Arrival of trains is important. Once they start coming, everything else will fall in place. This not only includes two new lines between Borivli and Virar, which are complete, but also two lines between Kurla and Thane. Both these projects will enhance our passenger capacity. Other projects include more lines between Mahim and Santacruz and extending the suburban section till Dahanu. If everything goes well, all rail projects should be complete by 2009.
Mumbai will get its promised air-conditioned train by 2009. The Railway Board cleared the proposal in July and it will first run between Churchgate and Borivli.
Former Railway Board chairman J.P. Batra, who had announced the proposal in July while he was still serving, said the railways will appoint a consultant for a survey of the line, which may take six months, and send a report to Delhi.
“It’s an expensive proposal. We need to see whether the entire train should be air-conditioned or just one coach. Also, factors like timetables need to be figured out,” he said.
Is this enough?
Problem 1:Not enough lines for Navi Mumbai
The focus should be on Navi Mumbai now. There’s an airport coming up there, and more passenger lines are urgently needed. Right now, there are only two lines to Panvel. This will not be enough once the airport starts operations.

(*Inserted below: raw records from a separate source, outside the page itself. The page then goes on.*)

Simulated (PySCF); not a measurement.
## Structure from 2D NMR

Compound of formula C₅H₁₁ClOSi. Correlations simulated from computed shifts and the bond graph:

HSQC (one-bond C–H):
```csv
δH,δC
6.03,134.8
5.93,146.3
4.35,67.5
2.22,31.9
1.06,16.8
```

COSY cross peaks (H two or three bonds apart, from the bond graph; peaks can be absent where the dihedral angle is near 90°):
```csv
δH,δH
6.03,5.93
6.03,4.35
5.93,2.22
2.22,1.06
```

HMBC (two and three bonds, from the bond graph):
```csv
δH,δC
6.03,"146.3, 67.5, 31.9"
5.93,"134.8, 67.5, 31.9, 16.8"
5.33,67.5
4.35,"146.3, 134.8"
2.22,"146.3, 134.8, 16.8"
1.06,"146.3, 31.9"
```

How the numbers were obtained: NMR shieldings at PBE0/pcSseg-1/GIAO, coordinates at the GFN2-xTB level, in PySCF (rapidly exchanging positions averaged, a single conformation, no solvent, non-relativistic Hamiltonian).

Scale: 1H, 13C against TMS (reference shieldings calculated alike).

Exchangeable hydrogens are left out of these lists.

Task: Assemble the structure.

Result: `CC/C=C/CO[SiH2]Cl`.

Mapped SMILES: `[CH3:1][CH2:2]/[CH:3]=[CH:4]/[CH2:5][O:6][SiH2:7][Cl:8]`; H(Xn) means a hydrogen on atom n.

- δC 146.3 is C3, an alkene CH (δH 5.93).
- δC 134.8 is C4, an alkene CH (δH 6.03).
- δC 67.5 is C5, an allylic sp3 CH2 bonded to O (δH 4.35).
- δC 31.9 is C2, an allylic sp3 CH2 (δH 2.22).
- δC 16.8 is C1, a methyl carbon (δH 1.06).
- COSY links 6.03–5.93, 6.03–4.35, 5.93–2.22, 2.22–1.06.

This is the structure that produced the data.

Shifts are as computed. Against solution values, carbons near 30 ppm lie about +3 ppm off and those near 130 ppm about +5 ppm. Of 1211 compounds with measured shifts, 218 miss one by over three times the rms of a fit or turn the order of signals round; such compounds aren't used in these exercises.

Problem 2: Passenger capacity needs to be hiked
Today, suburban trains are using the same lines used by outstation trains. Hence, suburban timetables have to be worked around those of long-distance trains. The railways have now proposed dedicated lines for outstation and
freight trains. Work has already begun.
Problem 3: Stations, cargo lines need to be upgraded
The Harbour line to Navi Mumbai ferries over 30 per cent of the Central line’s passenger traffic, making 500 trips a day using 28 trains. Cargo lines to the 10-sq-km Jawaharlal Nehru Port, which handles 65 per cent of India’s container traffic, need to be upgraded too.
What needs to be done...
Deal with Encroachers
None of the administration’s plans will be effective unless encroachments, the bane of railway upgradation efforts, aretackled. And existing infrastructure, like colonial-era passenger overbridges, must be upgraded to deal with rising traffic. An example: A 12-metre-wide pedestrian bridge was built at Dadar station to give more elbow room to the 5 lakh passengers who pass through it every day. The bridge has been taken over by hawkers, leaving commuters no space to walk. “The solution is to make space for the hawkers,” said K.K. Khanna, the Western Railway’s former Mumbai chief. “If they have been there for ages, you can’t just throw them out,”
Evolve feeder systems
Creating feeder bus systems to transport people to transit stops and then to the city centre would help make train travel easier for Mumbai’s 6 million daily commuter. Bus routes can also be used for mass entry and exits from station areas. Vancouver uses this strategy efficiently and, Mumbai’s bus service has worked out a similar proposal. There is also a Station Area Traffic Improvement Scheme on the cards to help address to booming passenger traffic. The state has proposed a Metro and a monorail to cover feeder routes. Metro construction will start soon.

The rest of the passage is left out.